The AMP program will address rapid patching of software in mission-critical systems by combining techniques from compiler research, binary decompilation and analysis, and program verification. Compiler research to date treats creating executable code as a clean-slate task for every compilation unit, without regard for restrictions imposed by the binary environment into which the resulting compiled code must be re-integrated. Decompilation has not made effective use of composable semantically-equivalent transformations, which drive state-of-the-art compilation research. And finally, program verification focuses on proving behaviors of programs with respect to their specifications, rather than proving intended behavior equivalence between patched and unpatched binary versions. AMP will create challenges to spur
collaborations among experts in these areas, to enable assured modification of binaries via automated micropatching
DARPA is soliciting innovative research proposals in the area of creating targeted security binary patches (micropatches) to repair legacy binaries of mission-critical systems, with strong guarantees that the patch will not impact the functions of the system. AMP aims to create new capabilities to analyze, modify, and fix legacy software in binary form, capable of producing assured targeted micropatches for known security flaws in existing binaries. Micropatches change the fewest possible bytes to achieve their objective, which minimizes potential side effects, and should enable proofs that the patches will preserve the original baseline functionality of the system. With these proofs, the time to test and deploy the patched system should be reduced from months to days.
Proposed research should investigate innovative approaches that enable revolutionary advances in science, devices, or systems. Specifically excluded is research that primarily results in evolutionary improvements to the existing state of practice. The program will produce theories, technologies, and formal proof techniques leading to experimental prototype(s) that will demonstrate the use of targeted micropatches for repairing legacy mission-critical binaries with strong guarantees that the patch will not impact the baseline functions of the system. It is expected that these prototypes will provide a starting point for technology transition to mission-critical software for cyber physical system domains.
To achieve this goal, the AMP program seeks to address gaps in the current software development paradigm through breakthroughs in and novel approaches to technical challenges, including but not limited to:
- Identifying modular units in executable binary images, and identifying modules’ interfaces, interactions, and linking artifacts to enable subsequent assured relinking and re-integration of patched binary modules;
- Decompiling the executable binary code into forms suitable for automatically situating a patch for a known security flaw existing in the binary;
- Generating minimal-change binary micropatches for existing binary images and for rigorous reasoning about their effects and testing these effects to verify noninterference of the changes with the binary’s baseline functionality; and
- Using available sources of information, such as source code and binary samples, to recover missing relevant parts of the source code and the build process.

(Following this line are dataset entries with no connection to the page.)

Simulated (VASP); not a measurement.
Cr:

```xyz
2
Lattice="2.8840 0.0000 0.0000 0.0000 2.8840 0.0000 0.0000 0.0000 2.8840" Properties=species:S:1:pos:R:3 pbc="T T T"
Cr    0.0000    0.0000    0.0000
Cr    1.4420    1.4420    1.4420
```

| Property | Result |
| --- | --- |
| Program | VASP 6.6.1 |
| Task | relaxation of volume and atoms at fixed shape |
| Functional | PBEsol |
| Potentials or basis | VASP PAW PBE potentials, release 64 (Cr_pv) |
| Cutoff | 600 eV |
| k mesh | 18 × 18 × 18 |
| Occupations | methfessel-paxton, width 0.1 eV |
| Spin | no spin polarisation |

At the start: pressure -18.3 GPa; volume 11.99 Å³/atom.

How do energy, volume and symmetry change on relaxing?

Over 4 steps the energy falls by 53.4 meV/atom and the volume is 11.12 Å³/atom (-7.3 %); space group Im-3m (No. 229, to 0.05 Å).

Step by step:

The AMP is a 48 month program divided into three Technical Areas (TAs), TA1 Goal-driven decompilation, TA2 Assured recompilation and TA3 Evaluation, organized into three (3) phases; Phase I will be 18 months, followed by an 18-month Phase 2, and then concluded with Phase 3 at 12 months.
GRIMM, a cybersecurity research firm, has been awarded a DARPA subcontract to research Assured MicroPatching (AMP). The research is intended to advance the generation of custom security patches, with the added benefit of improving the binary analysis tooling required for such cybersecurity research.
GRIMM is part of the AMP Technical Area 3 (TA3) team, which is responsible for developing and providing vulnerability-patching challenges created to test the wares of other contract performers on both TA1 and TA2, which are responsible for taking vulnerability research, patch generation and patch testing to a new level. GRIMM’s role on the team will help validate the cybersecurity elements of the project. In doing so, GRIMM will be providing a heavy-trucking Electronic Control Unit (ECU) simulator, emulating a PowerPC system, while leveraging real-world firmware.
GRIMM’s Principal Security Researcher, Matthew Carpenter, says, “The virtual ECU will allow the performers access to ECUs wherever they are, without needing to manage custom and closed hardware, and will support power systems and networking modules.” This work is based on research and PowerPC emulation GRIMM developed in 2019. Carpenter also states, “In addition to making software patching more of a reality, this project is advancing the very tools used to identify cybersecurity vulnerabilities, making high-tech bug hunting easier and more powerful.”